Power Sector Lost N7.7bn to Workers’ Strikes – Fashola
The frequent industrial action by workers in the electricity supply industry has resulted in the loss of about N7.734bn between 2014 and 2016, the Minister of Power, Works and Housing, Babatunde Fashola, has said.
Fashola disclosed this at the third triennial delegates’ conference of the Senior Staff Association of Electricity and Allied Companies in Abuja last week.
The minister stated that the huge revenue loss was arrived at after he conducted a snap survey of strikes embarked upon by workers in the sector between April 2014 and March 2016.

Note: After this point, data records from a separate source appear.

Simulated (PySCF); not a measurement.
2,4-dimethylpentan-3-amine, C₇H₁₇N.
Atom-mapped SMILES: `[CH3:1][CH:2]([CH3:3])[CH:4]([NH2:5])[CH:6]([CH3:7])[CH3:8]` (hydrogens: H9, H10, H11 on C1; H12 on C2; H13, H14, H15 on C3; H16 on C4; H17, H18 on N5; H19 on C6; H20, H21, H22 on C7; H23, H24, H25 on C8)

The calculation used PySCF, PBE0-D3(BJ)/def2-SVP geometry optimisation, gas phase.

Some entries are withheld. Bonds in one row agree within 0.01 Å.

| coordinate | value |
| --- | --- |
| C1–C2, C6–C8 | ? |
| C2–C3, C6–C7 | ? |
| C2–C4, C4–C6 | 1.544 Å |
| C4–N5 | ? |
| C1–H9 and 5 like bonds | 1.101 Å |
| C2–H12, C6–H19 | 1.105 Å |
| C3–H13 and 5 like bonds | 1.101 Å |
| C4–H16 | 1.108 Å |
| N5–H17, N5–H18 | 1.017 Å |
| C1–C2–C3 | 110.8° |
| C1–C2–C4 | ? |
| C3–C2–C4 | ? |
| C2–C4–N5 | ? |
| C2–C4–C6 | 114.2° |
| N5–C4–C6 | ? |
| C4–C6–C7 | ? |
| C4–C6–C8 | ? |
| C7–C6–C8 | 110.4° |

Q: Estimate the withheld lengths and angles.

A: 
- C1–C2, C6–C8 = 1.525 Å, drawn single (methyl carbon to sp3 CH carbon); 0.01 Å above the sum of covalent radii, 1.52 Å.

He urged the workers to reconsider their resistance to private investors in the sector as well as their views of the investors as being exploitative.
Fashola said, “Can an employee who caused the employer such financial losses in all good conscience expect improved welfare package or industrial peace? Or have the employees taken over from the employers?
“Our job is to provide electricity and get paid for it; we have no other job. If electricity is not enough, it means that we haven’t provided it, you and I. If there is not enough electricity, it is not the fault of the President but you and I, who are employed to work in this sector.”
Similarly, the Minister for Labour and Employment, Dr. Chris Ngige, urged the Nigeria Labour Congress to consider ongoing negotiations on the recently introduced electricity tariffs before embarking on a nationwide strike.
The labour union had on Wednesday threatened to declare a one-day nationwide strike against the government in protest of electricity tariff hike and fuel scarcity across the country.
Ngige, however, noted that such an action would be unnecessary because the National Assembly had already taken up the issue.
The minister pleaded with the labour movement to tarry with its planned industrial action.
He said, “The dispute over the increment in electricity tariff is right before the National Assembly and it is only right that as law abiding social partners, that all parties afford the National Assembly to arbitrate.
“The president of the NLC is not here, but this occasion offers a crucial avenue for me to state the government’s position on this hot button issue. In tandem with the theme of your conference this year, I must state that the Federal Government is concerned with good governance in all sectors of the economy and the subsequent expansion of the infrastructural and super-structural base of the Nigerian economy.